Officials were cautiously optimistic at today’s Gap Fire briefing, noting that while the fire had been halted on some fronts, the blaze was still far from under control.
At the meeting, Santa Barbara County Fire Dept. Captain Eli Iskow said the fire was largely contained in the southeast — the area closest to Goleta and Santa Barbara. Of the approximately 1,700 homes under mandatory evacuation orders over the weekend, only about 300 were at risk today, he said.
However, Iskow was quick say that conditions could turn around at any moment, calling today’s efforts a “major, major, major victory for the South Coast,” and pointing out litany of foreseeable setbacks the next.
“We’re in Central California; we’re in the heat of fire season — we could have another fire in a moment,” he said. “We cannot drop our guard; we cannot be complacent.”
Iskow said the fire was still expanding westward and to the north. Refugio Canyon, miles to the west, is the firefighters’ best opportunity to stop the burn, he said.
“Refugio Canyon is our latest, greatest and next best chance,” Iskow said.
This morning, firefighters said the blaze was 35 percent contained — up five percent from the night before — but Iskow stressed that containment percentages are not necessarily good indicators, since they merely represent the amount of the fire’s perimeter under control.
“We don’t like people to get caught up in those numbers,” he said.
The fire, which started last Tuesday, has burned over 9,500 acres and torched four minor structures. Although its cause is still under investigation, authorities believe a human started the fire.

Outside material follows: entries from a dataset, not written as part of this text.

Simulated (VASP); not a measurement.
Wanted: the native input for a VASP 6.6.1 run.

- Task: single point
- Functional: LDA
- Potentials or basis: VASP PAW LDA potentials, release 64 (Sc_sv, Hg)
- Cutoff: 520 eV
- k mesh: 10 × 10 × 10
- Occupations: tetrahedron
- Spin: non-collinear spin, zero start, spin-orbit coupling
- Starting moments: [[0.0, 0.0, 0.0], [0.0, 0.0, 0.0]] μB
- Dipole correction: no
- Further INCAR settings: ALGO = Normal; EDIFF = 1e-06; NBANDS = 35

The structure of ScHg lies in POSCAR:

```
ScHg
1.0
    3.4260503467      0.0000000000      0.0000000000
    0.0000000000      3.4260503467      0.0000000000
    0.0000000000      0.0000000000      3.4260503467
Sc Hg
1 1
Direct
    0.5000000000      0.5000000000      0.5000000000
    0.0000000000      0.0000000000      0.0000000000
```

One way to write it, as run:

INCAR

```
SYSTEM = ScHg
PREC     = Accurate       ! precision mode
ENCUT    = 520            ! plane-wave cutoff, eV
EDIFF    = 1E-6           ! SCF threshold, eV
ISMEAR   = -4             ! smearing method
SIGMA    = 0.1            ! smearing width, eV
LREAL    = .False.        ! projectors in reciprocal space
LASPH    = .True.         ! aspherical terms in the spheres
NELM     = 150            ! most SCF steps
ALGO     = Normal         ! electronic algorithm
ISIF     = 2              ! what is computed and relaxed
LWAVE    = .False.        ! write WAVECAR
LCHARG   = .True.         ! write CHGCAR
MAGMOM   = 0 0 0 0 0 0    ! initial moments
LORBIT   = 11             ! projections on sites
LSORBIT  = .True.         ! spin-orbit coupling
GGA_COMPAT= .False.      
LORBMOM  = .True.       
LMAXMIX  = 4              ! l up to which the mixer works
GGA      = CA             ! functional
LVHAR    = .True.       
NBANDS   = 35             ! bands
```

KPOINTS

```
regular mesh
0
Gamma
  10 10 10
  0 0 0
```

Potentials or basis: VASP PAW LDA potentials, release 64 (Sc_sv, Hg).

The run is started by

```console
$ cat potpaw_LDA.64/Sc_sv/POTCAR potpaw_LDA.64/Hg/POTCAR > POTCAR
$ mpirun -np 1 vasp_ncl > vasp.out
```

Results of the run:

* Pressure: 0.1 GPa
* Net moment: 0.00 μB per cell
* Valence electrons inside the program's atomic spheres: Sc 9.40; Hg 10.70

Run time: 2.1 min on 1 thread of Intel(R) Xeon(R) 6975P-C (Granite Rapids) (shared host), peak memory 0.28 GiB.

Yesterday, the fire caused caused two power outages, turning lights off from Isla Vista and Goleta to northern Santa Barbara. Jane Brown, a spokesman for Southern California Edison, said that outages are still a serious risk.
“Power outages are likely — it’s imperative that we all continue to prepare for outages,” she said.
Iskow said that morale was high among firefighters, and Sheriff Bill Brown, who attended the briefing but did not speak, said he had not heard a single complaint from law enforcement officers who were working around the clock to help with evacuations.
“Everyone has pitched in,” Brown said. “This is what our mission is.”